Date Published: May 16, 2006
E-mail on poultry bill fuels talks
Council opinion divided on state vs. county issue
By LESLIE CANTU Item Staff Writer lesliec@theitem.com
An e-mail from Sumter County Council urging
legislators to vote against the so-called poultry bill hatched
ever-widening circles of confusion during the weekend and
Monday as some council members wondered when council had taken
a stand on the bill.
Council hadn't debated the bill,
which would centralize regulations for agricultural facilities
under the state Department of Health and Environmental
Control.
The bill applies to all agricultural
facilities, excepting hog farms and slaughterhouses, to
include crop farms, honeybee operations, commercial
aquaculture and roadside markets, among others, though most of
the focus has been on chicken houses.
Opponents argue
the bill chips away at home rule, while supporters argue the
poultry industry is beginning to suffer because some counties
have enacted setbacks for chicken houses stricter than DHEC's,
which reduces the amount of land available for poultry
farming.
The issue is particularly divisive in Sumter
County, home to a Gold Kist processing plant that's one of the
county's largest employers.
County Administrator Bill
Noonan said he asked Clerk Mary Blanding to send the e-mail to
Sumter's House delegation urging them to vote against the bill
after the South Carolina Association of Counties asked members
to lobby against it.
"When we're asked to support the
position of the association of counties, generally speaking we
do. ... This particular issue apparently creates a divide and
that surfaced after I'd asked Mary to go ahead and write the
letter," Noonan said.
He said he'll have the clerk
write another letter explaining that council members are not
unanimous on the subject.
The e-mail prompted Council
Chairwoman Vivian Fleming-McGhaney to write a letter to the
delegation expressing her concerns about both sides of the
debate.
"I agree wholeheartedly that there are certain
aspects of government that must be exclusively handled on the
local level, and I respect the persistence of Senator (Phil)

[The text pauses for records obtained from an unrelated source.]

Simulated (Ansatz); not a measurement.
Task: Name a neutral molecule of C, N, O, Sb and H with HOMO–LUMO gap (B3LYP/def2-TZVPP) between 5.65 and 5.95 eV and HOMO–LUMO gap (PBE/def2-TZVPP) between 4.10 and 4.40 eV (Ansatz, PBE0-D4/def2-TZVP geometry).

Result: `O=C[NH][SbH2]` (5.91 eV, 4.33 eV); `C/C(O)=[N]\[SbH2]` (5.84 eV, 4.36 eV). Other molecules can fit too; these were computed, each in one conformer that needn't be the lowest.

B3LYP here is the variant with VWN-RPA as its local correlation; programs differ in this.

Leventis in standing at the forefront in this argument," she
wrote.
Yet she doesn't want to endanger Gold Kist and
the jobs it represents.
"As you approach your decision
on this Bill, please consider the total spectrum. After all,
there has to be a way that you all can protect home rule
and make provisions for the farmers," she
wrote.
Unfortunately, Fleming-McGhaney said Monday,
some counties have not been able to develop solid working
relationships across business, industry and community lines to
come up with compromise ordinances, and "it has caused our
legislators to want to usurp the authority of home
rule."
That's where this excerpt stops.